But there's no assurance that the new transmission lines assumed in the Minnesota Wind Integration Study—and needed to transport renewable power in other areas of the district—will exist when RPS target dates roll around. Transmission bottlenecks already restrict the flow of wind power off the Buffalo Ridge in southwestern Minnesota; without massive upgrades, the anticipated construction of thousands of new wind turbines would overwhelm the area's electricity grid. A scarcity of high voltage lines in the eastern Dakotas could also restrict the eastward movement of electricity from additional wind farms developed in central Montana to fulfill that state's mandate.
The transmission issue is at the heart of MRES's objections to Minnesota's mandate. Radio, the company spokesman, said he wonders whether the PUC will step in if transmission improvements fail to keep pace with renewable-energy development. "We're concerned that the off ramps will not be granted, the mandates will stay in place and the transmission will not be adequate for the power that's supposed to get on the grid," he said.
Current and proposed projects aimed at beefing up transmission to accommodate increased wind power development in the district include $160 million in line upgrades by Xcel Energy in southwestern Minnesota; a 200-mile transmission line running from Brookings, S.D., to the Twin Cities planned by a utility consortium; and a high-voltage link between Great Falls, Mont., and Lethbridge, Alberta.

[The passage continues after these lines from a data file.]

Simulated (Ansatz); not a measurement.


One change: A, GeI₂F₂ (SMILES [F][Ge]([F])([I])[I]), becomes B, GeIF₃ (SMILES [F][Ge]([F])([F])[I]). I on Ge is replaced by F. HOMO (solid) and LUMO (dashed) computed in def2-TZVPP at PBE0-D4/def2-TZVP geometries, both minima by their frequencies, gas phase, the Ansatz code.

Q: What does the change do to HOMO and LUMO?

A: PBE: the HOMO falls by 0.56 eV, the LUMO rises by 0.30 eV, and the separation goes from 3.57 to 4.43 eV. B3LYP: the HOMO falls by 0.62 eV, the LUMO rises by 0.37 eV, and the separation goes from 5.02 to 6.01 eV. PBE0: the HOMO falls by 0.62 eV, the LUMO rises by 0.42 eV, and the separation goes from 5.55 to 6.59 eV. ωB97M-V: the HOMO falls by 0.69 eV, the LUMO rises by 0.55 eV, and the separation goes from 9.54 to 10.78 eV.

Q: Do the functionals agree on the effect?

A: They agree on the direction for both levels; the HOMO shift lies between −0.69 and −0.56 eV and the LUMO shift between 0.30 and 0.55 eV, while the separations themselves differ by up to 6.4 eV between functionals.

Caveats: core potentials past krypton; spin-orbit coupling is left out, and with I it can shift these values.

The worst-case scenario for district RPSs is that they distort prices and undercut market efficiencies to such a degree that they become a crutch for overpriced, dead-end technologies. "What we risk doing ... is we mandate the consumption of energy that is so expensive that it wouldn't be bought absent the mandate," said Jerry Taylor, a senior fellow with the Cato Institute, a public policy think tank in Washington, D.C.
Like "carrot" approaches to renewable-energy development such as the wind production tax credit, Wisconsin's property tax exemption for photo voltaics and other government incentives, holding a "stick" over utilities' heads risks misallocating resources to economic activities that at the end of the day produce little value. A mandated or subsidized renewable-energy industry may generate employment in rural areas (although there's considerable debate over just how many jobs are created by wind farms and other renewable-power facilities), but ratepayers and the overall economy pay dearly for those jobs if workers are engaged in inefficient power production.
A case in point is a new plant in Benson, Minn., that burns turkey manure to generate electricity. The $225 million Fibrominn plant, contracted to Xcel Energy to satisfy the biomass portion of its 1994 mandate, is expected to employ 30 to 35 full-time workers and support another 175 jobs in related industries such as trucking. But even after factoring in federal tax breaks for biomass generation, Xcel is reportedly paying twice as much for the plant's 55 Mw output as it would for an equivalent amount of wind power.
Advocates of RPSs counter that focusing on the market price of renewable energy ignores the bigger picture. Supporting renewables by government fiat is justified because electricity markets fail to fully account for their public benefits—in particular, environmental pluses such as less pollution and lower emissions of gases implicated in global warming. When these societal benefits are added to the cost-benefit equation, the true cost of continuing to rely on fossil fuel generation becomes clear, said Vickerman of Renew Wisconsin.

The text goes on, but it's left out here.